12 Jul Lessons From One of the Best Seminars I’ve Ever Attended
It was the summer of 2013.
I attended an exceptional weightlifting seminar back in July, 2013 that was taught by renowned Weightlifting Coach Glenn Pendlay.
First, thank you Glenn for a great seminar.
Thank you for providing one of the most valuable learning experiences I’ve attended in the last decade.
While I’ve attended many great seminars and workshops in the last 10 years, this was certainly one that stands out.
I can still remember sitting in the back of the hot gym down here in South Florida and taking notes while he was presenting the lecture portion of the seminar.
Oddly enough, I don’t seem to remember many others taking notes, but I guess I’m a bit of nerd when it comes to learning. I always take notes. We were all huddled in the back of a CrossFit gym owned by my friend, Steven Bowser.
Coach Pendlay sat down and just started talking. Dropping his extensive wisdom and experiences. And I just started writing and writing.
I’m about to share some powerful knowledge bombs about strength training, no matter what tool you use.
To make this easy, I’ve compartmentalized the topics for you and streamlined the concepts, adding a little bit of my own thoughts and comments.
The topics will be in the order of the notes taken from my journal.
He started his lecture by providing a fascinating overview of the history of the sport of weightlifting, but I won’t cover that here.
Here are the streamlined concepts.
“The back squat seems to have the most correlation to Olympic Weightlifting strength and power. Not the powerlifting squat, but a full, deep squat.”
Of course this makes sense, but it’s worth pointing out that the squat is the king of all lifts.
We can certainly argue the deadlift, but for weightlifting, it is the squat that helps these lifts the most.
I only point this out because I feel it’s sometimes forgotten that to get big and strong, squatting is usually the solution.
“If you’ve only been weightlifting a year, you’re only scratching the surface of your potential.”
I love this comment because we can say the same about many strength and performance skills.
It takes time to learn how to move and lift properly, it doesn’t happen overnight.
Always remember, it is truly a journey.
When I started weightlifting, I was terrible and my kettlebell skills did not transfer at all (which I was surprised by).
To be a better mover and a better lifter, you have to be in for the long haul, which leads to the next great point.
“The biggest separator with people who do well and those who don’t is that the people who do well don’t quit, they keep training and get better. They don’t quit after a year or less. The people who do well persevere.”
I’m not sure I need to expand on this at all.
I think this is stated so well about the importance of perseverance.
Keep at it. This is the way to succeed.
“Modern technique is, by far, more efficient. Be good at the movements.”
This point stuck out to me for a couple of reasons.
To me, it says that movement skill and technique are constantly evolving.
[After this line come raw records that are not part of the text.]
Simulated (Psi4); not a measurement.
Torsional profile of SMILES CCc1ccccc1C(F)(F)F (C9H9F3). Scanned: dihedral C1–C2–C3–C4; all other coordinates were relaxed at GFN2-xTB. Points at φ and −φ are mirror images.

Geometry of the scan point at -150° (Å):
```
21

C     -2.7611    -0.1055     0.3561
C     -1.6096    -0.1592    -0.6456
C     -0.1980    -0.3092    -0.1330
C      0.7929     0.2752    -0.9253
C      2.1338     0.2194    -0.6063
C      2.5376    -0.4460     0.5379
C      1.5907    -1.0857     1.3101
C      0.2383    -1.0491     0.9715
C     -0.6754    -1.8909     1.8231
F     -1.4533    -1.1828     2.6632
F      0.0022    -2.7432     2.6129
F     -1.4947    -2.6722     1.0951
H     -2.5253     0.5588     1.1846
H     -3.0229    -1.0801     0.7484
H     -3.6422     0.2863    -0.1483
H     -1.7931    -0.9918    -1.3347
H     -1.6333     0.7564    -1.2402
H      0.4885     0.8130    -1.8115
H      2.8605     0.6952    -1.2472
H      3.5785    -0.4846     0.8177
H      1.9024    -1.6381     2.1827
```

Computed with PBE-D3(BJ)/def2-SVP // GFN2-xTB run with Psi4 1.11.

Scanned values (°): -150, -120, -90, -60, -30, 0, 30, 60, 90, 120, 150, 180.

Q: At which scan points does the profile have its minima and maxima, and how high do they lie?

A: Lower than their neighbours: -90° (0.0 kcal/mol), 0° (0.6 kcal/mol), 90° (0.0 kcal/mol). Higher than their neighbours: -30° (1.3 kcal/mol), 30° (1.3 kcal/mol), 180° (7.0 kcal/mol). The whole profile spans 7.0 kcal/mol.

We are always learning about how the human body works and how to move and lift more efficiently and effectively to do more and reduce the risk for injury.
We can look at the statement and say the same thing about kettlebell training and how that has evolved and refined so much in recent years.
A specific example (and since it’s one of my favorite exercises) would be the Turkish Get Up.
US VS. THEM
“Different things works in different cultures. What works for them, doesn’t necessarily work for us.”
What he was talking about here was differences between the Bulgarian Weightlifting approach compared to Russia and the United States.
For background, Russian training was more about long-term planning and statistical analysis whereas the Bulgarian system was about training hard, heavy, and often.
These training systems were vastly different and what worked for Russia and Bulgaria does not necessarily apply to the United States.
Cultural differences have a lot to do with approaches to training.
Just something to think about.
This point is huge.
I’ll never forget it.
“In Moscow, you can get a PhD in Weightlifting Coaching. You get more respect as a Weightlifting Coach than a Physician (MD).”
I was blown was by that statement, even to this day I still think about it.
Such high respect for the strength coach in Russia and what is interesting is how this is so completely different here in the United States.
Sadly, many top fitness professionals, experts and coaches simply do not get the respect they deserve.
“I much prefer simple programs based around the fundamentals versus complicated, detailed programming. Keep it simple and don’t do too much, too often.”
Is this great training wisdom or what?
There’s a lot I want to say about this, but I’ll let this message resonate in its simplicity and power.
“The 3 biggest things that screw up your training are: 1) stress 2) lack of sleep and 3) poor nutrition.”
I would also add lack of clarity and poor programming to these things, as well (*mostly for the recreational athlete).
While there are many potential things that can sabotage training, the 3 he mentioned are certainly some of the leading causes.
I hope you’ve found these lessons and insights as valuable as I have.
There was more, but these are the concepts and takeaways in the most concise summary.
It should be noted that this was only the lecture portion of the 2-day seminar.
The full seminar was primarily learning, progressing, and performing the Olympic lifts (the snatch and clean and jerk). And since that seminar, I have taken many other Weightlifting seminars to continue to deepen my own skills and further understand the weightlifting movements.
Once again, a massive thank you to Coach Glenn Pendlay for sharing his insights with myself and the attendees that day. Now I have shared what I learned with you.
Thanks Coach for making a difference.